Province and First Nations enter into confidential discussions about Site C

Province and First Nations enter into confidential discussions about Site C

Prep work for construction of the Site C dam takes place in 2016. The dam would flood 5,500 hectares of the Peace River Valley if completed, and provide energy to power the equivalent of around 500,000 homes. (Justin McElroy/CBC)

File photo of prep work for construction of the Site C dam in 2016. (Justin McElroy/CBC)

The province has announced they will enter into negotiations alongside B.C. Hydro with the West Moberly and Prophet River First Nations to seek alternatives to litigation related to the Site C dam project.
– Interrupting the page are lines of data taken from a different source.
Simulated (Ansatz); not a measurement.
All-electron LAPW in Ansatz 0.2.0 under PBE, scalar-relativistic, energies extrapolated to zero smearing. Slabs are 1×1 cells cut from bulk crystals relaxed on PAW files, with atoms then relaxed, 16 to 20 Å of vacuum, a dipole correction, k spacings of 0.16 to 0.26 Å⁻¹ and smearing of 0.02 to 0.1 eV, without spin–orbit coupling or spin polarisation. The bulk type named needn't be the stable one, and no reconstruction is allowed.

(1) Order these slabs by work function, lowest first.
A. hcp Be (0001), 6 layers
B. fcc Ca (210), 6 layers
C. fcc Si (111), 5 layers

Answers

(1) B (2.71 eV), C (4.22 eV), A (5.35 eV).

Last year civil claims were filed by the two First Nations that said the Site C dam, in conjunction with the two previous dams on the Peace River, unjustifiably infringe their rights under Treaty 8.

The Ministry of Indigenous Relations and Reconciliation say the parties will still continue trial preparations as discussions proceed on alternatives to litigation.

They appeared in court Tuesday and proposed a case plan for a 120-day trial commencing in 2022.

The Site C dam was first proposed in the mid-1950s. According to BC Hydro, the dam, which would be built on the Peace River near Fort St. John in northern B.C., would produce about 4,600-gigawatt hours of electricity each year ? enough to power about 400,000 homes.

The project has faced criticism from many indigenous groups, and a United Nations committee has warned that continued construction may violate international agreements that committed  Canada to prevent development on Indigenous land without adequate consultation.

The former Liberal government approved the dam, originally slated at $8.3 billion, back in 2014. It is the largest construction project in the province’s history

Following concerns from some about environmental impact and treaty issues the NDP Government, just five months after being sworn in back in 2017 they decided to go ahead with the $10.7-billion project — following a report from the  BC Utilities Commission.

The cost to terminate the project, the government said, would be $4 billion over a 10-year period. Rates would be significantly higher, with an increase of 12 per cent, effective by 2020.

If Site C was terminated, the government said a single-family home on Vancouver Island that has a $1,650-year bill would see the bill go up by $198 a year, effective in 2020.

Green Leader Andrew Weaver criticized the decision and said that British Columbians deserve better.